The documentary sees Michael Wood embark on a dazzling and exciting journey through today’s India, “seeking in the present for clues to her past, and in the past for clues to her future”.

Comparing it to the landmark “Planet Earth” series, Michael Judge in a Wall Street Journal preview says: “This is just the beginning of an expedition that draws a straight line from the ancient civilizations of the Indus Valley to the high-tech wonders and wealth of Bangalore’s Silicon Valley.”

“Like the Discovery Channel’s ‘Planet Earth’, this is documentary television that shouldn’t be missed,” he says. “As Mr. Wood explains with great verve at the start of our voyage: ‘Only India has preserved the unbroken thread of the human story that binds us all’.”

However, Tom Shales of the Washington Post is a little disappointed. “Pretty, pretty pictures are at odds with sometimes wearisome words in ‘The Story of India’, an ambitious attempt to encapsulate 5,000 years of what is now ‘the world’s largest democracy’ into a mere six hours of television.

“The articulate interlocutor for the BBC-PBS co-production is a chatty chap named Michael Wood, and though he’s amiable and erudite, he hasn’t organised the material for maximum clarity and coherence,” says Shales.

“It is a massive project, indeed, and viewers who face up to the challenge will undoubtedly learn much that was previously unknown about this paradoxical land of ancient myths and cutting-edge cybernetics,” he notes.

“Unfortunately, tonight’s premiere of the six-part series does not bode wildly well: It seems at times confused and fuzzily focussed,” Shales wrote Monday.

“The visuals are occasionally magnificent, though, especially shots of everyday people crowding city streets or bobbing about in India’s fabled waterways. The images of India’s ever-seductive culture are stunning and intoxicating, even if Wood’s analysis tends toward the off-puttingly dry.

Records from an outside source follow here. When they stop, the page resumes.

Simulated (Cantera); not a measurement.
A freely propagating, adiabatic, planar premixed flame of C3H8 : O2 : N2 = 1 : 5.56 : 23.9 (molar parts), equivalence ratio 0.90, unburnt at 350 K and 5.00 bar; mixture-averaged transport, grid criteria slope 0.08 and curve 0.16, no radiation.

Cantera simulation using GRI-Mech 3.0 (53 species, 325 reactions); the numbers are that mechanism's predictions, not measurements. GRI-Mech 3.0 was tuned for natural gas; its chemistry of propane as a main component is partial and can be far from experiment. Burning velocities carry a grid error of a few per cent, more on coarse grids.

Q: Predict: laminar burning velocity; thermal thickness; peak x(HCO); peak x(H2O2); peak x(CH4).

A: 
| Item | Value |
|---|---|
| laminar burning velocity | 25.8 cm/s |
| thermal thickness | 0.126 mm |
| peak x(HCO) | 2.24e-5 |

“The series would benefit from less talk and more action than in the premiere, but even with its limitations, ‘The Story of India’ all but dares viewers not to be at least intrigued – and, quite possibly, fascinated,” Shales adds.

Monday’s opening chapter “Beginnings” and “The Power of Ideas” covered 60,000 to 500 BC and then 500 to 200 BC. Forthcoming chapters in the saga are titled “Spice Routes and Silk Roads”, “Ages of Gold”, “The Meeting of Two Oceans” and “Freedom, 1700-2009”.